With its underlying business benefiting from higher volumes, operating leverage and tight cost control in a weak pricing environment, domestic steelmaker Tata Steel Ltd’s net profit surged eight-fold in the December quarter. To be sure, that was aided by a low base from write-offs done last year at Tata Steel Europe.
Meanwhile, its European business continued to struggle in a challenging environment marked by weak demand, pricing pressure and delayed policy support, particularly in the UK. Operating revenues fell significantly in the Netherlands, and losses marginally improved in the UK.
On Friday, the company reported that consolidated net profit—attributable to the owners—jumped to ₹2,688.7 crore from ₹326.64 crore in Q3 of FY25. The performance also beat the ₹2,527.61 crore consensus estimate of 14 analysts polled by Bloomberg.
Earnings before interest, tax, depreciation and amortization (Ebitda) rose 38.9% y-o-y to ₹8,199 crore, compared with ₹5,903 crore in the year-ago period.
However, the company’s sequential growth numbers showed a different picture, with net profit declining 13% from ₹3,102 crore in Q2, and revenues falling 3%.
“In India, domestic steel prices were at multiyear lows, weighing on the steel spot spreads. Despite this, our India operations delivered an Ebitda margin of ~23% aided by value-led growth and cost optimisation,” said Koushik Chatterjee, executive director and chief financial officer of Tata Steel in a statement, adding that the company remain focused on volume growth, investments in downstream, and strengthening raw material linkages.
“December quarter prices, particularly the first part of that quarter, were probably the lowest in the last five years for flat products,” said T.V. Narendran, chief executive officer & managing director of Tata Steel in a post-earnings interaction with analysts.
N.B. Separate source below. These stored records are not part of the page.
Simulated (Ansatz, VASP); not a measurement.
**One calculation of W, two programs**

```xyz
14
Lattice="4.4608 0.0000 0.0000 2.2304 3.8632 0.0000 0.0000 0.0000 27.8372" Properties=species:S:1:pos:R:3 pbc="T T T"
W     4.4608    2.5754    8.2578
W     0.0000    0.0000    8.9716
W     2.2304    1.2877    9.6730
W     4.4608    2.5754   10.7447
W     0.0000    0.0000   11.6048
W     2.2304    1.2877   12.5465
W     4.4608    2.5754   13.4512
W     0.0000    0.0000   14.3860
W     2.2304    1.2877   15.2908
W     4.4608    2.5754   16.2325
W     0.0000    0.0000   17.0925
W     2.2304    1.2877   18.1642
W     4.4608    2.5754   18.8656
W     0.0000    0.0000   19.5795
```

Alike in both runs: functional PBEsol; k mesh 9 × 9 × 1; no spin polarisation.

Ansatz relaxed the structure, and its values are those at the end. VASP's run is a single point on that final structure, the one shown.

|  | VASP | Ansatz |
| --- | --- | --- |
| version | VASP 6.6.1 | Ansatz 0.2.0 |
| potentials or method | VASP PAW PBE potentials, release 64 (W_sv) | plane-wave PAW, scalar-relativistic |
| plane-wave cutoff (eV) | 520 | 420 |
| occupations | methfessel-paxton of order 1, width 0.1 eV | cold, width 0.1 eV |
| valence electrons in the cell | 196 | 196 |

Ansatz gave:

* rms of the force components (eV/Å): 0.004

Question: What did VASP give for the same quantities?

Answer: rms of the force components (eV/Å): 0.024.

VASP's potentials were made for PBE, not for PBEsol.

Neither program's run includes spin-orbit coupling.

“Steel prices are certainly coming back to the levels where they should be because they used to be at a discount to import landed,” Narendran said, adding that one should also watch out for rising coking coal costs, a key raw material for steel production.
While saying that the Q3 performance was largely in line with expectations, Suman Kumar, assistant vice-president for metals and mining at brokerage Philip Capital, pointed out that the jump in net profit is because last year’s numbers were impacted by additional write-offs, “as Tata Steel Europe had shut down its blast furnaces around September, which required one-time impairments and provisioning”.
Kumar added, however, that Tata Steel’s Ebitda per tonne of ₹12,000 stood out in comparison to its peers. “JSW Steel and JSPL reported Ebitda in the ₹7,000–8,000 per tonne range, while SAIL’s Ebitda per tonne was much lower at about ₹4,600. This wide disparity underscores Tata Steel’s superior product mix and structural cost advantages. Despite a weak operating environment, its strong mix, cost-control measures, and volumes supported earnings, partly offsetting the pressure on realisations due to weak pricing,” said Kumar.
Meanwhile, the country’s second-largest domestic steelmaker by capacity reported a 6% year-on-year (y-o-y) jump in consolidated revenue to ₹57,002.40 crore for the third quarter of FY26, compared to ₹53,648.3 crore from the same period last year. In Q2 of FY26, revenue was higher at ₹58,689 crore.
The steelmaker’s crude steel production in India rose 12% sequentially to 6.34 million tonnes, while deliveries increased 9% to 6.04 million tonnes.
For the overseas operations, the steelmaker’s Netherlands operations reported an Ebitda of €55 million, significantly lower than the €92 million in Q2FY26, while the UK losses narrowed to £63 million from £66 million previously in Q2FY26.
“UK market conditions continue to be pressured by subdued demand, while policy interventions are taking longer than anticipated to materialise. We are closely monitoring the situation and the evolving tariff framework and CBAM in EU, which are pivotal for rebalancing EU market dynamics,” Chatterjee added. CBAM stands for carbon border adjustment mechanism.
Narendran expects the carbon tax to improve steel prices in Europe. “CBAM and the expected safeguard revisions from June 2026 will structurally improve the competitive landscape for EU producers,” he said.
Chatterjee also weighed in, and said “irrespective of the demand condition, there will be an uptick in prices because arithmetically it has to work in that manner”.
There are two very fundamental regulatory triggers in the EU that will push up prices, Chatterjee elaborated. “One is CBAM and the second is the revision of safeguard measures from June 2026,” he said.
Tata Steel had earlier guided UK Ebitda breakeven by Q2FY26, which was pushed to the last quarter of the current fiscal. However, there is some uncertainty in achieving the guidance.
“It will not become positive till there is some action from the UK government on the imports or the steel prices go up in the UK,” said Narendran. “We are hopeful that some actions will be taken in the next few weeks by the UK government,” he added.
The Tata Group company informed that the notification of the four new Labour Codes by the Government of India has led to an exceptional charge of ₹61.11 crore (standalone) and ₹81.79 crore (consolidated) in the results, based on the company’s current assessment.
The company has spent ₹3,291 crore on capital expenditure during the quarter and the net debt declined by ₹5,206 crore sequentially to ₹81,834 crore.
The stock ended 0.3% lower at ₹197.05 on BSE on Friday.